Hope yet for Nay Pyi Taw’s real estate market

Real estate agents say they hope Nay Pyi Taw’s “sluggish” property market will pick up as the new government takes the reins early next year.

Land prices in the capital enjoyed a brief surge in 2013, first when Myanmar held the Southeast Asian Games, and then as Myanmar assumed the chair of ASEAN. But while nothing much has happened since, that could change depending on the new government, said property observers.

They pointed out that the National League for Democracy-led government will take power as the ASEAN Economic Community launches, a development likely to spur investment.

Dampening the hopes of property owners and would-be buyers in Nay Pyi Taw, however, other observers have called the market there sluggish and prices static.

One experienced investor said that Nay Pyi Taw City Development Committee had granted plots to more than 3500 civil servants in the industrial zone in Dekkhinathiri township. “The plots have been given to officials about to retire,” he told The Myanmar Times, suggesting revived interest in and around existing and possible future industrial zones between Pobbathiri and Tatkon townships.

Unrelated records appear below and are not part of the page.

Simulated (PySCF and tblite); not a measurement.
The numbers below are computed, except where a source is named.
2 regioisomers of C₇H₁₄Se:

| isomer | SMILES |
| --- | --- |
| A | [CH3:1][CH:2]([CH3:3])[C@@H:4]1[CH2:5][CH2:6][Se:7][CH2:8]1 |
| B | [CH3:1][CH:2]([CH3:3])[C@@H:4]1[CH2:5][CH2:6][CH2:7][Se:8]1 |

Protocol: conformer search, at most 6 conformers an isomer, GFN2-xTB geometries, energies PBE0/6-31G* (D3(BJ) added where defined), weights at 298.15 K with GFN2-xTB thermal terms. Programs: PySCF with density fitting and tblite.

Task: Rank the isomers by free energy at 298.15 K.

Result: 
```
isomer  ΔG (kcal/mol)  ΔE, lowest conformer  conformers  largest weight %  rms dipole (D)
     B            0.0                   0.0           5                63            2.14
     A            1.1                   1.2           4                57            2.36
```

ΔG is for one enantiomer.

“Land prices in Dekkhinathiri could rise because the industrial zone has revived,” said the source, as such land is cheaper than similarly located plots in Yangon.

The areas attracting most interest are Paunglaung ward in Pyinmana township; Bawgathiri bus terminal beside Yarza Htarni road; the Rose Flower roundabout; Shwe Kyar Bin ward in Zabuthiri township, and Thabyaygone ward near the gems emporium. Others favour the Pobbathiri and Dekkhinathiri new towns.

Pobbathiri new town was built in 2007-2008 for retired civil servants living in affordable housing worth from K3 million to K4 million. The southern part of the new town is for retired civil servants, the northern part for retired military.

In plusher Ottarathiri township, even a plot of 60-by-80ft can range from K50 million to K70 million, while a plot of the same size in Pobbathiri is priced at K18-20 million, and a piece of land half that size can go for as little as K5-10 million, residents say.

“The price of land here increased somewhat in 2010. At that time, a 40-by-60ft plot on Ayeyarwady Road, the main road in Nay Pyi Taw, rose to K50 million. But then people lost interest,” a retired civil servant living in Wunnadipa ward in Pobbathiri told The Myanmar Times.

Pobbathiri new town contains Nay Pyi Taw railway station, but otherwise few jobs or businesses.

In Zabuthiri’s Shwe Kyar Bin ward, near the gems zone, a 40-by-60ft or 60-by-80ft plot can still fetch up to K60 million, down from its K100 million peak. A revival of the gem market could warm the market up a little.

In Thabyaygone ward, adjacent to the Mani Yadana gems hall, a 40-by-60ft plot has been priced at more than K100 million to K150 million, even K200 million in a prime area. Those days could yet return, said broker Daw Nge Lay. “Prices aren’t moving, and sales are down. Things could improve gradually under the new government.”

Companies from Yangon and Mandalay buy land in Nay Pyi Taw to open branch offices, and rich people from southern and northern Shan State also invest there, either to build commercially or resell, said experts.

The cheapest part of town – and the area attracting least interest – is Zeyathiri township, home to many military installations, as well as the zoo and a safari park. There, it will cost only K4-7 million for a 40-by-60ft plot, residents say.

“There are few jobs, as in Pobbathiri,” said U Aung, who lives in Nan Aww village in the township. “Investors can’t see a profit because of the proximity of the military areas.”